Bisimulation is an equivalence relating equivalent behaving nodes. Bisimulation partitioning uses this equivalence relation to group these equivalent behaving nodes, and this grouping can then be used as an index over the original data. One example of the usage of bisimulation partitioning is the grouping of equivalent pieces of information in XML documents and in documents on the web. By doing so, bisimulation partitioning provides a way to calculate typical indices such as the 1-index and the F&B index of these XML documents.
For my master thesis I studied how this problem can be solved for very large XML documents and, more generally, other very large hierarchical data sources in the form of directed acylic graphs (DAGs). As the size of these real-world DAG data sets often exceeds available main memory, storage in external memory becomes necessary. Hence, there is a practical need for an efficient approach to computing bisimulation in external memory. The end result presented in my master thesis had a worst-case IO-complexity of O(Sort(|N| + Sort(|E|))), where |N| and |E| are the numbers of nodes and edges in the data graph and Sort(n) is the number of accesses to external memory needed to sort an input of size n. Upon further research, we improved on this with a more efficient approach with a worst-case IO cost of O(Sort(|N| + |E|)). We also study specializations of this algorithm to common variations of bisimulation for tree-structured XML data sets.

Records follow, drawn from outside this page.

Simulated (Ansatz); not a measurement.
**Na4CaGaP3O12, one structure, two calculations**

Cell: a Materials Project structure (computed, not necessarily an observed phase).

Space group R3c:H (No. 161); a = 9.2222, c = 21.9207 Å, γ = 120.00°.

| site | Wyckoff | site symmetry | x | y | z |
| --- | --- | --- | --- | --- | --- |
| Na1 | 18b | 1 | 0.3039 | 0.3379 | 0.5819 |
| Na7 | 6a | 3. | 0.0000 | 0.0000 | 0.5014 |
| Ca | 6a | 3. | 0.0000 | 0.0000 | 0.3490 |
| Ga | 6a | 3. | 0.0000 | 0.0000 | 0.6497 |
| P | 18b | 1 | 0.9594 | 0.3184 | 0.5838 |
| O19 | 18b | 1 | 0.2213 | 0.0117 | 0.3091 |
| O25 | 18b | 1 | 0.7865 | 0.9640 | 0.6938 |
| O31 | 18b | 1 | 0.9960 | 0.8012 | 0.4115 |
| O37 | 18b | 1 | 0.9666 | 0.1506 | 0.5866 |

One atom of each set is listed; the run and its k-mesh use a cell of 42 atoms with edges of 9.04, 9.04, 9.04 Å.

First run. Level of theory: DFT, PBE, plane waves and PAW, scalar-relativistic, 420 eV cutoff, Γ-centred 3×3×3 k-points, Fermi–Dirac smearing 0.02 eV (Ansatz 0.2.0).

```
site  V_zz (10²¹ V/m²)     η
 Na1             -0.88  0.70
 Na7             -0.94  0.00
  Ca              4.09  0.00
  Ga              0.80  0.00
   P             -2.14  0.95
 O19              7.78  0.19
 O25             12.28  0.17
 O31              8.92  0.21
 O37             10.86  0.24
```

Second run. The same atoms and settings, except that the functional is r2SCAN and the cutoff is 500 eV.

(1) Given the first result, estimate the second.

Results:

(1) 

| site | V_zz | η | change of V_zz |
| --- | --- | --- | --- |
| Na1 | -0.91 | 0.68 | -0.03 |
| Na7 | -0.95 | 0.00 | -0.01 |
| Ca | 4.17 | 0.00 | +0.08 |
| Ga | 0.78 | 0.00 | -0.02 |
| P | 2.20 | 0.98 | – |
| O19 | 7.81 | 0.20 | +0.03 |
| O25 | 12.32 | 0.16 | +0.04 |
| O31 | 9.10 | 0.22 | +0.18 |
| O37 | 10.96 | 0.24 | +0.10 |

The master thesis also briefly looks at partition maintenance. Thereby we have provided lower bounds on the complexity of bisimulation partition maintenance (in terms of observable changes to the partitions). We also give some sketches on how bisimulation partitions can be updated. Thereby we see that edge changes are especially challenging to support efficiently.
I have implemented the bisimulation partitioning algorithms presented in my master thesis in C++. I provide free access (under a BSD-like license) to the implemented algorithms. I have used Microsoft Visual Studio 2010 (Professional Edition) to develop the software; but there should be no reason why the (free) Express edition would not work. Furthermore the amount of platform dependent code is kept to a minimum; it thus should not be too much work to get the source working under any modern compiler on any modern platform. The following libraries have been used:
See the 3rdparty directory in the source package for additional details on how these libraries are setup to work properly.
Efficient external-memory bisimulation on DAGs. (2012). In: Proceedings of the 2012 ACM SIGMOD International Conference on Management of Data, 553-564, ACM. DOI: 10.1145/2213836.2213899. See also DBDBD 2011, Master thesis. author copy, slides..
In this paper we introduce the first efficient external-memory algorithm to compute the bisimilarity equivalence classes of a directed acyclic graph (DAG). DAGs are commonly used to model data in a wide variety of practical applications, ranging from XML documents and data provenance models, to web taxonomies and scientific workflows. In the study of efficient reasoning over massive graphs, the notion of node bisimilarity plays a central role. For example, grouping together bisimilar nodes in an XML data set is the first step in many sophisticated approaches to building indexing data structures for efficient XPath query evaluation. To date, however, only internal-memory bisimulation algorithms have been investigated. As the size of real-world DAG data sets often exceeds available main memory, storage in external memory becomes necessary. Hence, there is a practical need for an efficient approach to computing bisimulation in external memory.
Our general algorithm has a worst-case IO-complexity of O(Sort(|N| + |E|)), where |N| and |E| are the numbers of nodes and edges, resp., in the data graph and Sort(n) is the number of accesses to external memory needed to sort an input of size n. We also study specializations of this algorithm to common variations of bisimulation for tree-structured XML data sets. We empirically verify efficient performance of the algorithms on graphs and XML documents having billions of nodes and edges, and find that the algorithms can process such graphs efficiently even when very limited internal memory is available. The proposed algorithms are simple enough for practical implementation and use, and open the door for further study of external-memory bisimulation algorithms. To this end, the full open-source C++ implementation has been made freely available.
Bisimulation partitioning and partition maintenance. (2011). Eindhoven University of Technology. Adviser: George H. L. Fletcher. See also SIGMOD 2012, DBDBD 2011. author copy, thesis, final slides, mid-term slides, poster..
The combination of graphs and node bisimulation is widely used within and outside of computer science. One example of this combination is constructing indices for speeding up queries on XML documents. Thereby XML documents can be represented by trees and many index types for indexing XML documents utilize the notion of bisimulation. Thereby the notion of bisimulation is used to relate nodes that have equivalent behavior with respect to queries performed on the XML documents. By replacing these bisimilar nodes one can reduce the size of the XML document and as such speed up queries. The objective of this thesis is to develop techniques for constructing and maintaining bisimulation partitions. Thereby a bisimulation partition groups nodes based on bisimilarity. In this thesis we primarily focus on very large directed acyclic graphs. The results in this thesis can for example be used to index very large XML documents.